The San Francisco 49ers defense will be led by a very familiar face in 2025.

Robert Saleh, who led Kyle Shanahan’s defense from 2017 to ’20 before becoming head coach of the New York Jets, will return to the Bay Area in an effort to help the 49ers get back on track, The Athletic reports.

Saleh was fired by the Jets after a 2–3 start to the ’24 season, and a 20–36 record overall that was mired by the team’s failure to stabilize the quarterback position. Former No. 2 pick Zach Wilson never found his footing as a starting quarterback and Aaron Rodgers suffered a torn Achilles on the first drive of the 2023 season. He recovered in time to play in ’24, but was far from the MVP-caliber player he was just a few years earlier with the Green Bay Packers.

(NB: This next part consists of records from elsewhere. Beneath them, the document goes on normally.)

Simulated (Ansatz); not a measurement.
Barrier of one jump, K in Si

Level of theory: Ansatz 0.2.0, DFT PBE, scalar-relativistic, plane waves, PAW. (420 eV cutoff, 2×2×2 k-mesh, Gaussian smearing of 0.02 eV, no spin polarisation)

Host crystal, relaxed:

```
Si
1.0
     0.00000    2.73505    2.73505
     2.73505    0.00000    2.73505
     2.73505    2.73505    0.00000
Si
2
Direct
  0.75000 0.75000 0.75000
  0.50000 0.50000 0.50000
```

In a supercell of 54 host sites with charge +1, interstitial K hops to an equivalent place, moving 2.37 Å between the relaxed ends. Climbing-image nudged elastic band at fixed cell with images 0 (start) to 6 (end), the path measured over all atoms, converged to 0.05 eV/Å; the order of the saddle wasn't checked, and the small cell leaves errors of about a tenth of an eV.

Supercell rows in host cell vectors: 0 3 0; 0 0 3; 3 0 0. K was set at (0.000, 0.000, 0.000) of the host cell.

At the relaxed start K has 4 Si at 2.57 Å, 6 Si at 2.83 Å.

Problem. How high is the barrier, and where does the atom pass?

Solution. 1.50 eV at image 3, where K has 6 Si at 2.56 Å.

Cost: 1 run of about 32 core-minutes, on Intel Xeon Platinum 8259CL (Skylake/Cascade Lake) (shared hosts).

Saleh retained head coaching interest around the league, speaking with the Dallas CowboysJacksonville Jaguars and Las Vegas Raiders about their openings. While two of those jobs remain unfilled, evidently Saleh is comfortable returning to Shanahan’s staff.

The 49ers ranked in the top five in total defense in both ’19 and ’20 under Saleh. This year’s defense surrendered just 317.4 yards per game (eighth in the NFL) but was tied for 27th in scoring, allowing 25.6 points per game.

Cowboys Set to Interview Former Jets Coach Robert Saleh for Head-Coaching Job

Saleh was fired by the Jets in early October.

Former New York Jets coach Robert Saleh will interview for the open Dallas Cowboys job.

Former New York Jets coach Robert Saleh will interview for the open Dallas Cowboys job. / Vincent Carchietta-Imagn Images

The Dallas Cowboys have requested an interview with former New York Jets head coach Robert Saleh, according to NFL Network’s Ian Rapoport.

This is the first known formal interview request for Dallas, aside with team owner Jerry Jones speaking to Colorado Buffaloes coach Deion Sanders.

Saleh was fired by the Jets in October after the team’s 2–3 start to the season. He went 20–36 in three-plus seasons in New York.

The Cowboys are moving quickly with their coaching search, but some of the hottest coaching candidates this cycle, like Detroit’s Ben Johnson and Aaron Glenn, cannot be interviewed until the bye week before the Super Bowl. That’s weeks away, and has put the Cowboys behind the 8-ball with those candidates involved in the playoffs thanks to the time it took to make a decision on Mike McCarthy.

Where the Cowboys search goes from here is anybody’s guess, but Saleh’s coaching resume should be taken with a grain of salt after dealing with the organizational chaos present with the Jets. He’s been a good coordinator in the NFL and showed glimpses of what he could be as a head coach.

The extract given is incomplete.